Now that Canadians are finally opening up about it, our political leaders seem determined to shut down the conversation on sexual harassment and violence flowing from the Jian Ghomeshi affair.
In Ottawa, partisan jousting between two male leaders pits the NDP’s Thomas Mulcair against the Liberals’ Justin Trudeau over the handling of high-profile sexual harassment allegations. The NDP’s bitter attacks against Trudeau for daring to air the accusations (and act on them) have poisoned — and paralyzed — the parliamentary debate.
Lacking impartiality and credibility, the House of Commons has dealt itself out of the equation. That creates an opportunity for Canada’s second-biggest assembly, at Queen’s Park, to step into the political vacuum.
What better way for Ontario MPPs to show leadership than by creating a safe and dignified space for people to come forward on the once-taboo topics of sexual harassment in the workplace, sexual violence outside the workplace, and everything in between?
Bizarrely, however, Premier Kathleen Wynne is closing her ears to the idea. Her Liberal government is stonewalling perfectly reasonable requests from Progressive Conservative MPPs to conduct public hearings across the province.
Not every issue cries out for a special committee of parliamentarians, but this one lends itself to the format. Politicians cannot produce miracles, nor play the role of a truth and reconciliation commission. But the legislature could break new ground merely by giving women a voice — and by listening to experts in the field who can break down pernicious and persistent myths about the perpetrators and victims of sexual violence.
The fact that female parliamentarians — not just unnamed New Democrat MPs, but now former deputy prime minister Sheila Copps — are coming forward with belated allegations of harassment and assault attests to the universal nature of the problem. The latest reports of sexual assault by doctors — and the secretive, hesitant responses from the College of Physicians and Surgeons — also cry out for reassessment.
Why are Wynne’s Liberals so reluctant to listen? The premier asserts that she has handled the problem within her own party by acting on confidential allegations while respecting requests for privacy.
But how is Wynne helping everyone else? Led by veteran MPP Laurie Scott and her female colleagues, the Tory caucus wants the premier to look outside the Liberal party’s interests to consider the public interest.
Many complainants — even people in public life — are still reluctant to come forward and name names. But we can still give voice to those who want to share their stories — with or without names — if only to raise public consciousness and awareness.

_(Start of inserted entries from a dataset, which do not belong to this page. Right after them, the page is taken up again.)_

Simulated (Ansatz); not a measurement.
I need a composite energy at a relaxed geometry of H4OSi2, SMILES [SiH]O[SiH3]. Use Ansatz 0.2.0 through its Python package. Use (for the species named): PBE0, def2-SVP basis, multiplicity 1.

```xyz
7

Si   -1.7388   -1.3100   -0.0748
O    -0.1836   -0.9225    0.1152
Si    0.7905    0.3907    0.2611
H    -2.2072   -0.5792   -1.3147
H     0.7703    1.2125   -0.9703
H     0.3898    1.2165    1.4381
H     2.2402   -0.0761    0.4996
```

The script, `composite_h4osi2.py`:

We know that the criminal justice system can be a hostile environment for female victims who are doubted, cross-examined, and sometimes humiliated for the seeming “crime” of reporting a crime. Public hearings — and occasional closed sessions — might raise better ways of preserving the rights of women while protecting the rights of the accused.
Experts could lay out a compelling case for why victims should at the very least report the details of an assault to police, so that there is a paper trail of so-called “similar fact” scenarios to help build a case against an accused that goes beyond simple he-said she-said conflicts. Within the workplace, the committee could recommend updates to the human rights code, or ad hoc university panels, which operate outside of the criminal justice system and therefore accept a lower burden of proof.
Ignoring the opposition’s compelling arguments, and oblivious to the Liberals’ past promises of open government, Wynne has rejected Tory overtures for a co-operative approach. After winning a majority last June, the onus is on the premier to rise above past resentments and reach out to the opposition for the greater good.
That’s how MPPs from all parties came together years ago to tackle mental health issues and, before that, family violence. It was as a young female politician, serving on a committee studying “Wife Battering” — as it was then called — that Copps says she was assaulted by a male MPP. Notwithstanding that ugly incident, the committee as a whole did important work on spousal abuse in the early 1980s.
If the Tory majority could support those groundbreaking hearings on a little-understood issue three decades ago, why should a Liberal majority be so resistant to realities in 2014? We know politicians are good talkers. Can they also be good listeners?
Will they talk to each other — please — and find a way to hear the personal stories of Ontarians?